The other thing to keep in mind is the sheer nature of information overload most of us combat daily. There is a lot of information out there, and a lot more added every second. Often it seems like we are not only being chased by information, but also assaulted by it. Often because of this overload and assault, our ability to discern right from wrong, true from fake, is at an all time low. Our cognitive abilities no longer stand us in good stead to discern fake and truth.
The second major problem is that in a global village, where the village idiot is considered as relevant as the formally trained expert – often rhetoric gets the better of logic. Most scientists, indeed, most experts, are trained to speak in ‘probabilities and possibilities’, whereas most charlatans can state their lies with absolute confidence. In a world looking for easy answers, and definite solutions – the con has an advantage, over the truth. In fact, a study in 2018 found that “falsehood diffuses significantly farther, faster, deeper, and more broadly than the truth, in all categories of information, and in many cases by an order of magnitude”. Furthermore, when news channels announce these charlatans as experts, there is an added layer of respectability added to the lies.

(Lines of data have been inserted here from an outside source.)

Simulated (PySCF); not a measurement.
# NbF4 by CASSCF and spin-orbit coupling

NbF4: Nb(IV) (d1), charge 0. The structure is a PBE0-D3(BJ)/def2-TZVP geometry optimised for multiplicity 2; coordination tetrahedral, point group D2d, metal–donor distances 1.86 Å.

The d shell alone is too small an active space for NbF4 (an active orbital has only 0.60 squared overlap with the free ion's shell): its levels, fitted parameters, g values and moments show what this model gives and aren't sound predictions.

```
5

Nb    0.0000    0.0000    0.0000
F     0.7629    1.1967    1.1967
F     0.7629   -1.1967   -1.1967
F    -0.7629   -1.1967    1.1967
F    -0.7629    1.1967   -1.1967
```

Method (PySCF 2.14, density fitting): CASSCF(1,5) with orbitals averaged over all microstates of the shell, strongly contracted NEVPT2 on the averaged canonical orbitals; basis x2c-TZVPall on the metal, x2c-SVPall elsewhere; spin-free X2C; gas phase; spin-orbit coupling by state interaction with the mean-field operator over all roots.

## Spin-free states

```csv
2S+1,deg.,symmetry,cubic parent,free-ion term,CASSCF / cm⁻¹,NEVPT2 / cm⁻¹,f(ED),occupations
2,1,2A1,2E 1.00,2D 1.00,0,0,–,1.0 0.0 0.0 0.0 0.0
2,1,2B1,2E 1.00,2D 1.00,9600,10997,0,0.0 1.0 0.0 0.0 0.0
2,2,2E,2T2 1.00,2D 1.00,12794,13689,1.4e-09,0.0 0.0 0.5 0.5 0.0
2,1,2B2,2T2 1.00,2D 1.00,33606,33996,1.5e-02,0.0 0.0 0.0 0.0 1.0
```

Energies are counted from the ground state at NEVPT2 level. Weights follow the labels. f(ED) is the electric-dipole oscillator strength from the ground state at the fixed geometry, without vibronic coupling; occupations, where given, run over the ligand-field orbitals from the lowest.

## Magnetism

And finally, there is the media itself. Chasing eyeballs, they report jokes and flare ups, and personal posts from social media – and pass it off as news. They clog our bandwidth, carry public relations as news, and translate popular opinion as verified fact. In an ideal world, journalists will be verifying what people in authority are saying – be those scientists or politicians. But the economics of news do not allow for editorial discernment.
Caught between these three forces, the truth is squeezed, distorted and beaten out of shape. And by the time it makes a slight recovery, fake manages to run around the world many times – gaining more and more credence as it moves from phone to phone, post to post. With news swallowing and regurgitating whatever it finds online, it remains up to factchecking groups, interested parties, and ordinary news consumers to verify, check, and fight the battle for the truth. Else a lot more people will be looking for universes hidden within extreme closeups of cross-sections of food.